Well, it seems stable here without the delay. Maybe things were cleaned up further down since you tried.
Sample and hold is basically what the name implies, the voltage coming out is sampled and held at a specific value for a while. This means you can free up the DAC. This is the SP1200 schematic to see how simple it is to implement:
The AD7523 is not actually the main DAC, it's used as a digital gain control -- the actual audio signal comes as a voltage from another DAC further up and is used as the voltage reference. IC98 converts the output current to a voltage. That's not important, so we'll just refer to what comes out of IC98 as 'the output signal' and everything before it up until the data input from the sound memory as 'the DAC'.
First, the output DAC here, unlike the codec you'd use in a modern system, does not have a clock per se. It just changes its output value when you change its input, like the MCP4x22. So what we can do is send several signals interleaved, first a single sample from signal 1, then a single sample from signal 2, etc. The analogue signal the results from this is obviously messy, a bunch of signals overlaid.
This output signal goes into the 4051. If you don't know this chip, it has one common terminal that can be connected to one of eight other terminals, based on a 3 bit digital input. The 4051 works both ways, one of many inputs to a single output, or a single input to one of 8 destinations.
Remember we have exact control and knowledge of when the DAC converts a sample, so we can generate a signal to control the 4051 that's exactly in time with when the input to the DAC changes, ie., when the output signal is a sample from signal 1, the 4051 switches the voltage to output 1, and then just as the DAC changes its output to a sample from signal 2, the 4051 switches the voltage to output 2, etc.

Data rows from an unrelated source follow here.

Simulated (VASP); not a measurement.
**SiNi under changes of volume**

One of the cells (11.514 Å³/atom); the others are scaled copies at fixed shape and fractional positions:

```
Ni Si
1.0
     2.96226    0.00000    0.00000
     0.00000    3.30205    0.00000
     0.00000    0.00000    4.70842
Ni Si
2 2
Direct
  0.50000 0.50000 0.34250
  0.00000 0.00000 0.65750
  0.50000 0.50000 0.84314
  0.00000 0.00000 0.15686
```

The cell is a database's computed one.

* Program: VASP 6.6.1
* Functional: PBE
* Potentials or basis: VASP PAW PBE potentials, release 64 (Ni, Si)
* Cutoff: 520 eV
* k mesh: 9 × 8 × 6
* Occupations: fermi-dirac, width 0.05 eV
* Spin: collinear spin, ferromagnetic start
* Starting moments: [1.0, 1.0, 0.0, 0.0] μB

After each output on the 4051 is a capacitor to ground and a simple non-inverting op-amp buffer. This is what holds the value. The size of the capacitor determines how long the value is held, and it needs to be replenished, so you have a limited to cycle through and thus a limited number of outputs, depending on the sample rate etc., which is obviously again limited by how fast your DAC is.
The SP1200 is by no means the only system to do this, it was quite common in 80's gear since DACs were stupid expensive back then.
For Axoloti, what we need is an object with 8 or however many inputs that has a buffer and continously changes a DAC and keeps the multiplexer in sync. The code I wrote was bare-metal with the ST libraries and used DMA and a timer running at the sample rate multiplied by the number of voices. I'm new to ChibiOS so still haven't figured out exactly how to do it in this environment, but I'm sure it's feasible somehow.